You, the science-fiction reader, might also want to know about science-fiction in Esperanto. It is there, and not as rare as it used to be. The best science fiction has been published in a series of (to date) ten almanacs (annual, at least theoretically, volumes) of short stories, Sferoj, ("Spheres") the product of a group called NIFO -- the Esperanto acronym for UFO -- in Santander, Spain. Six volumes consist of science fiction translated into Esperanto from other languages; the other four contain original short stories and novelettes. You'll certainly recognize a few of the names in these works, but I also feel sure that others will be totally new to you. As of 1994 NIFO announced plans to split the series into two parts, one for anthologies of translated works, the other for collections of original works. NIFO has also begun publishing a series of translated European science-fiction novels.
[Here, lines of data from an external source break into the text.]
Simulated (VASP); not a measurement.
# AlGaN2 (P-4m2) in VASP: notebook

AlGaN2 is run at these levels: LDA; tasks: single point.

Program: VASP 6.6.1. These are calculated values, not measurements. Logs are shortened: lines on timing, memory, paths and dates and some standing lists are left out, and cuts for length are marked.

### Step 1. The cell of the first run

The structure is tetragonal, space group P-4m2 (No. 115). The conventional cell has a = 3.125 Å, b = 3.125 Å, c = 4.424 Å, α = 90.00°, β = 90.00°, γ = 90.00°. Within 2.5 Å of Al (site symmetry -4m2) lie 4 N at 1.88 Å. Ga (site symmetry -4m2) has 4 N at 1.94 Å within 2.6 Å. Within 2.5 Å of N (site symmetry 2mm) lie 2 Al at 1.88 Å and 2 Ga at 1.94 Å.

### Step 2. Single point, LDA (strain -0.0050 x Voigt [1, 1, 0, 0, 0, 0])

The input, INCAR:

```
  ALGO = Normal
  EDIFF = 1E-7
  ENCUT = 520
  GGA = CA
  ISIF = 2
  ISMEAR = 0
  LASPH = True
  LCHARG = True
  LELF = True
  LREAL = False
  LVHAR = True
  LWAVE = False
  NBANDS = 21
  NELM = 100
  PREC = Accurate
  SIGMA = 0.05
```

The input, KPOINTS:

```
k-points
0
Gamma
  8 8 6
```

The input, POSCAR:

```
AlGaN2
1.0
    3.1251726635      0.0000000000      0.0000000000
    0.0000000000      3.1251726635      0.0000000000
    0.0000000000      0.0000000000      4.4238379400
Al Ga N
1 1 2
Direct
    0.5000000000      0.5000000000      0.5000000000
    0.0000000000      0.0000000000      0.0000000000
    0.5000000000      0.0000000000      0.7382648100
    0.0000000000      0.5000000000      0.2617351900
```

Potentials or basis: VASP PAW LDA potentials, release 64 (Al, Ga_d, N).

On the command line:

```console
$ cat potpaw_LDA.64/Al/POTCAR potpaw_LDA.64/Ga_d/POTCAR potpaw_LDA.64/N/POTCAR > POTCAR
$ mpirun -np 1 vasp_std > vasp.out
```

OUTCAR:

Other collections of short-stories include, among others, such translated works as Sin'iti Hosi's Mikronoveloj ("Short-short Stories") and Josef Nesvadba's La Perdita Vizag^o ("The Lost Face"), as well as a few original collections such as Konisi Gaku's Vage tra la Dimensioj ("Wandering Through Dimensions"). The Translators' Section of the Ukrainian Republic Affiliate of the Association of Soviet Esperantists, before that organization's unlamented demise, succeeded in publishing a small and technically unimpressive two-volume Antologio de fantastikaj rakontoj de sovetaj verkistoj ("Anthology of Fantastic Stories by Soviet Authors"), and more recently the writers' group in the Ural Esperanto Society, operating out of Sverdlovsk, have provided a whole series of short science-fiction stories to Literatura Foiro, as well as a volume of stories by the Soviet author Korotkov. Four recent volumes from Progress Publishers in Moscow are the novels Malfacilas esti dio ("Difficult to be a God"), La 2a Invado de Marso ("The Second Invasion from Mars"), La Fora Æielarko ("The Distant Rainbow") and Pikniko cxe vojrando ("Roadside Picnic") by Arkadij and Boris Strugatskij, two Soviet S-F authors also known in the West. Tolkien's three-volume fantasy The Lord of the Rings, in translation by the Scottish poet and essayist William Auld, has been published at Sezonoj in Ekaterinburg.(16) Net publication has added a number of other pieces of SF in recent years; for instance, Edgar Rice Burroughs is represented not only by a late-thirties Esperanto translation of A Princess of Mars, but, more recently, by Gary Mickle's translation of At the Earth's Core, now available on-line. Jurij Finkel provides us not only with short stories by Russian authors Genrikh Altschuller and Valentina Zhuravleva (see below), but also the Russian alternate-world novel Gravitavio "Carido" ("Gravplane 'Tsarevich'") by Vyacheslav Rybakov.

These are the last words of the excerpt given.